“Do you feel scared? I do, but I won’t stop and falter.”
So, sang Howard Jones in his smashing 1985 hit “Things Can Only Get Better,” which in my opinion perfectly framed Howard’s ethos. The Englishman is unflappably upbeat and optimistic, and he makes fantastically irresistible music still today.
Of course, Howard has been touring more than recording, and his latest journey finds him headlining the Retro Futura Tour, which stops locally at Pier Six Pavilion in Baltimore, Maryland, on July 30. (Retro Futura, the traveling retro festival, launches on July 18 in Los Angeles. Find a date near you on the Retro Futura website.)
Howard has retooled his catalog for the touring event, where he will perform with a five-piece band that welcomes the return of his longtime guitarist Robin Boult. Joining Howard Jones on the bill are the English Beat, Modern English, Men Without Hats, Katrina (formerly of Katrina and the Waves), and Annabella Lwin (formerly of Bow Wow Wow, standing in for Paul Young on July 30).
Parklife DC recently chatted with Howard about the importance of touring and why he’s doing so much of it, the power of optimism in music, and perfectionism and creativity in performance, particularly with his synthpop collaborator Robbie Bronniman.
Mickey McCarter: You’ve had several years’ association with the Retro Future Tour. And I’m wondering how it all came about and what can we expect to see from you on the tour when it comes to Baltimore.
Howard Jones: There’s no real story other than my agent in the US wanted me to headline a tour and put a lot of other bands on it! Well, it seemed like a good idea, and I’m really excited about doing it.

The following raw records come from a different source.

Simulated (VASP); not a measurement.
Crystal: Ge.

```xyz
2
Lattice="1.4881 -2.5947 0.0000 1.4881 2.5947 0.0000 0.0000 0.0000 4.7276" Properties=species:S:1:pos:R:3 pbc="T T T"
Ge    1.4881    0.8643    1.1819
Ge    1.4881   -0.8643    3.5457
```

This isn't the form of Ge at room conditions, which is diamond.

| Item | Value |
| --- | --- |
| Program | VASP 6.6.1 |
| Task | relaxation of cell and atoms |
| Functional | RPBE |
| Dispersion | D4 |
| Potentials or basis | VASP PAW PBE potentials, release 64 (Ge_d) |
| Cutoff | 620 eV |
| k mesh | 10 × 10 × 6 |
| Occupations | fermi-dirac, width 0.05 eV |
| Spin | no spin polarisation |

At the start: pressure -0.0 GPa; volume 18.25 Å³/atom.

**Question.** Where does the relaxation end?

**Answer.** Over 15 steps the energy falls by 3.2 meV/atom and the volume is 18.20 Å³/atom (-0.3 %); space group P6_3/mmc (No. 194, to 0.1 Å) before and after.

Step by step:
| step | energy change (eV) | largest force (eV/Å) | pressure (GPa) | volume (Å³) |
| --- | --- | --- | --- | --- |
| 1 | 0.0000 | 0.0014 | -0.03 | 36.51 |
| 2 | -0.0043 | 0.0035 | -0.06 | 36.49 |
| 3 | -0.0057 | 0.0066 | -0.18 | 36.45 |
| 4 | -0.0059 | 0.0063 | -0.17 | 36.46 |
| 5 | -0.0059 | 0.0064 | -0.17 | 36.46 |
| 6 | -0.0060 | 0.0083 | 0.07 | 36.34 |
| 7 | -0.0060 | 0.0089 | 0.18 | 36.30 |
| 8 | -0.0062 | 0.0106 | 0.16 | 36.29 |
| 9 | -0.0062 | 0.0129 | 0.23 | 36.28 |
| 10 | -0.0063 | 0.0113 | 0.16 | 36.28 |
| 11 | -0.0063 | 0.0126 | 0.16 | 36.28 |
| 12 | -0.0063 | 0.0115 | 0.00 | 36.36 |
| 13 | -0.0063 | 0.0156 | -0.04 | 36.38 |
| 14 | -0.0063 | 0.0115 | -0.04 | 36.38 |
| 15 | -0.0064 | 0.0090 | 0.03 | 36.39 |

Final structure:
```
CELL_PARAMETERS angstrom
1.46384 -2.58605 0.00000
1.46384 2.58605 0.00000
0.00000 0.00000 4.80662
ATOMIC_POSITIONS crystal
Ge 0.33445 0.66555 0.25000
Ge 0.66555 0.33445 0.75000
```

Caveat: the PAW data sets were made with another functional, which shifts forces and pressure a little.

MM: I recently talked to Dave Wakeling of the English Beat, and he was really looking forward to the tour. And one of the things he really appreciated was that when you tour with artists like, say, Howard Jones and such, you find new fans because you have all these people in common across overlapping spheres discovering each other’s music. And then your fans, for example, will come and discover the English Beat and become fans of them also. [Read a Parklife DC interview with Dave Wakeling, who discusses his new songs and politics.]
Do you find that sort of thing happen yourself when you go into one of these large package tours?
HJ: Absolutely! I toured with Barenaked Ladies last summer, and I toured with them for that reason. I thought, this is a generation of people who probably know my music, but they don’t know me very well. I made so many new fans on that tour — people who had never seen me before. I got to do my song “No One Is to Blame” with the band during their set, and there was a fantastic reaction. And it was great. It’s great to play to new people, and that cross fertilization is a great thing.
Watch the official music video for “No One Is to Blame” by Howard Jones on YouTube:
MM: You know, touring in general — you have been a touring machine lately! You’ve been all over the world in a short time. Did you wake up one year and say, man, I have to get back out there?
HJ: I have been touring for the whole of five years now really. I felt this was the time to really go for it because I’m enjoying it more than ever and I’ve got such a great band. And I’ve got a really great team around me. So, I feel like I should be out there doing it while I still can. I’m really at the top of my game, and I should be doing what I love doing. That’s been my philosophy, and it’s been really good fun.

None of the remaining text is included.